On 15/06/18 02:42, Kyösti Mälkki wrote:
On Thu, Jun 14, 2018 at 4:38 AM, qtux mail@qtux.eu wrote:
On 13/06/18 22:12, Kyösti Mälkki wrote: Hi,
S3 is __not__ working on my KCMA-D8. The last time I tried, I had to remove the power cord for a couple of seconds to be able to boot again.
Interestingly, this issue looks similar to another one I had with a flash chip which seems not to be supported by coreboot. Here the relevant part of the logs regarding the bad chip: Manufacturer: ef SF: Unsupported Winbond ID 4014 SF: Unsupported manufacturer!
Thanks, [1] should take care of this.
Thank you! I will test the Winbond chip when I find some time to do so.
Coreboot did work well, but froze sometimes when booting during the assigning resources step (more or less exactly after assigning the PCI 14.3 or PNP 002e.2 device, which happen to be close to each other inside the devicetree). I had to remove the power cord in order to be able to boot again (or to get the next random freeze...). Rarely, after such an recovery, I have got flooded by IOMMU warnings in Linux which would only disappear after another reboot.

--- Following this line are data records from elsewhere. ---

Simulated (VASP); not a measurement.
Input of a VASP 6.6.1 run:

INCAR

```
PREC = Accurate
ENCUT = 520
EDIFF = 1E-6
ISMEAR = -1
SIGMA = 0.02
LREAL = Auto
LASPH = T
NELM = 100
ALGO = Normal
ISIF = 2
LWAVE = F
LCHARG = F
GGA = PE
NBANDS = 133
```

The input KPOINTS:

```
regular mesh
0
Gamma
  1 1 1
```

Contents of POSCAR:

Ah, that resume reboot-loop issue. The bit that tells to do S3 resume is a sticky register backed up by Vstb rail. With [2] you should not need to do full power-cycling at least. We should extend this work to other platforms.
I am not sure whether the term resume reboot-loop applies for my issue (side note: I used a serial connection to monitor the boot process):
Rebooting (via holding the power button for some seconds) after encountering a freeze (aka stopping at the assign resource step) resulted into having no output from serial at all. I could repeat this with no effect at all, the computer seemed to be dead. Only removing the power cord could solve the issue.
This issue could occur when rebooting but even when cold booting.
Replacing the chip seems to have solved this random boot freeze problem. But maybe the S3 issue and the issue I had with the wrong chip are related as they both lock down the machine until I remove the power cord.
Yes, it's connected. Having a non-supported SPI part ID there would prevent ACPI S3 resume, and likely enter the loop.>
Just to be sure: The S3 resume does not work with the __supported__ SPI chip. I did not test S3 with the unsupported one.
If someone takes the task of testing and/or bisecting please note:
Regression present between: 714709f .. a26377b
Regression present between: 9e94dbf .. c2a921b (for kcma-d8) 8a8386e (for kgpe-d16)
Now, since commit babb2e6 that claims to add S3 support on kgpe-d16 is within the latter period, I do not quite see how S3 support could have worked with that commit on kgpe-d16. Or maybe this feature was never retested once it was rebased and upstreamed. Nor can I see how it could have worked for any commit in 4.6, so I must be missing something here. So I will need some logs.
[1] https://review.coreboot.org/#/c/coreboot/+/27107 [2] https://review.coreboot.org/#/c/coreboot/+/27108
Kyösti
Answers are inside the text. I forgot to mention that I am currently on commit 793ae846e8.